You probably already know what a kolache is if you’re a Texan given the snack’s popularity in the region. For those of you who have never traveled to the Lone Star state, first things first: this portable pastry is pronounced “ko-la-cheese”. Now, this hand-held Czech dish can come round, long, or even square, and tends to get stuffed with savory ingredients including eggs, cheese, sausage, and jalapeño. Sweet kolaches also exist and come in a variety of flavors like apricot, blueberry, sweet cheese, and poppy seed.
Sound good? They are, and now you can try them at Autumn Stanford’s new shop, Brooklyn Kolache in Clinton Hill. “The idea to open a kolache shop came from my in-laws, who recently moved back to New Jersey after spending several years in Houston,” says Stanford. “They really missed kolaches and we all thought it was crazy that that there were no kolaches in New York City.”
The lack of this popular food item surprised Stanford for a couple reasons: First, they are a quick and portable breakfast staple in Texas, especially Austin, and second, with all the Texas transplants, food trucks, and pop-ups, no one had tackled this simple and tasty dish. That’s mostly true. The last public attempt at peddling kolaches took place in Midtown at Kolache Mama, which opened in the fall of 2009 and closed within four months after failed dreams of franchising the operation. As far as I can tell, this popular pastry hasn’t reared its head in the city again until now.

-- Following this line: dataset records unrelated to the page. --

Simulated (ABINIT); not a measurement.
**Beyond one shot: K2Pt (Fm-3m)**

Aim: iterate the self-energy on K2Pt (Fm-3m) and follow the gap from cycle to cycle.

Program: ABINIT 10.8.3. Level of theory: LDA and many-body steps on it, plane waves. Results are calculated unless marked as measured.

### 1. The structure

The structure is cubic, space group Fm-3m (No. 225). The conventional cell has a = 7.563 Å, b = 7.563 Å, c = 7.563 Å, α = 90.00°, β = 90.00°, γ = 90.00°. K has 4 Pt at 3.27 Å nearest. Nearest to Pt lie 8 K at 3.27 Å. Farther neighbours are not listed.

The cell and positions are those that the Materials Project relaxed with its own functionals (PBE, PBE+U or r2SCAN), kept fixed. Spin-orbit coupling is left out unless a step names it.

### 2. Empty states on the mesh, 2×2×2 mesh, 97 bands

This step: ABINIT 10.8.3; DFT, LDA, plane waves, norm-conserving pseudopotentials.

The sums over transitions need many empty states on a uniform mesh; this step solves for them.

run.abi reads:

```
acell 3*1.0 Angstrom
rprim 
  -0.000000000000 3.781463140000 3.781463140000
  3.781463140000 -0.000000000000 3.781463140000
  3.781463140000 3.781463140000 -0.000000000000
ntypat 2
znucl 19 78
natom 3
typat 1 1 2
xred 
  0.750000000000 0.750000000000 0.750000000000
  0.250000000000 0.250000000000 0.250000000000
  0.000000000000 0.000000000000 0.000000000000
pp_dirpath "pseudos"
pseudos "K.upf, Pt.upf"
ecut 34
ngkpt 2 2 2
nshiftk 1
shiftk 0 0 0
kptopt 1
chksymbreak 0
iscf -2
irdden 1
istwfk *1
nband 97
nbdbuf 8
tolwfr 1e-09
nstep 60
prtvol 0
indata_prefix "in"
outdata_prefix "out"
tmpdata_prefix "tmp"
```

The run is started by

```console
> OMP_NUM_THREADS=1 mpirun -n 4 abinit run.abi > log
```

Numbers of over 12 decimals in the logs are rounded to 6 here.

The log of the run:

Stanford, who was born and raised in Austin, worked at Seamless as an Operations Manager for eight years and, as she got restless, started thinking about what career path to choose next. The idea to try her hand at a kolache shop took form, and this past February, she opened the store. “Most of our regulars never heard of a kolache,” she says. “Now, they are hooked.” As for the Texans, Stanford says they have them, too, and on the weekend you can hear people excitedly chatting in line about their favorite kolache shops in Texas—for example Kolache Creations in Austin, The Czech Stop in West, Shipley’s Do-Nuts in Houston, and the Kolache Factory in Katy.
Whether kolaches will continue to bring the curious masses or just feed homesick Texans (and maybe the Homesick Texan, Lisa Fain) is yet to be seen. All I know for sure is that, on a recent Saturday, I dragged my hung-over self to the quaint shop, stuffed the sweet bread with cheese, sausage, and jalapeño combo into my mouth, topped it with a breakfast taco (another popular Texas bite), and downed a cup of black Kitten coffee. I left the joint feeling satisfied, and 98 percent more human and happy that the state that wishes to be its own country, brought me this treat.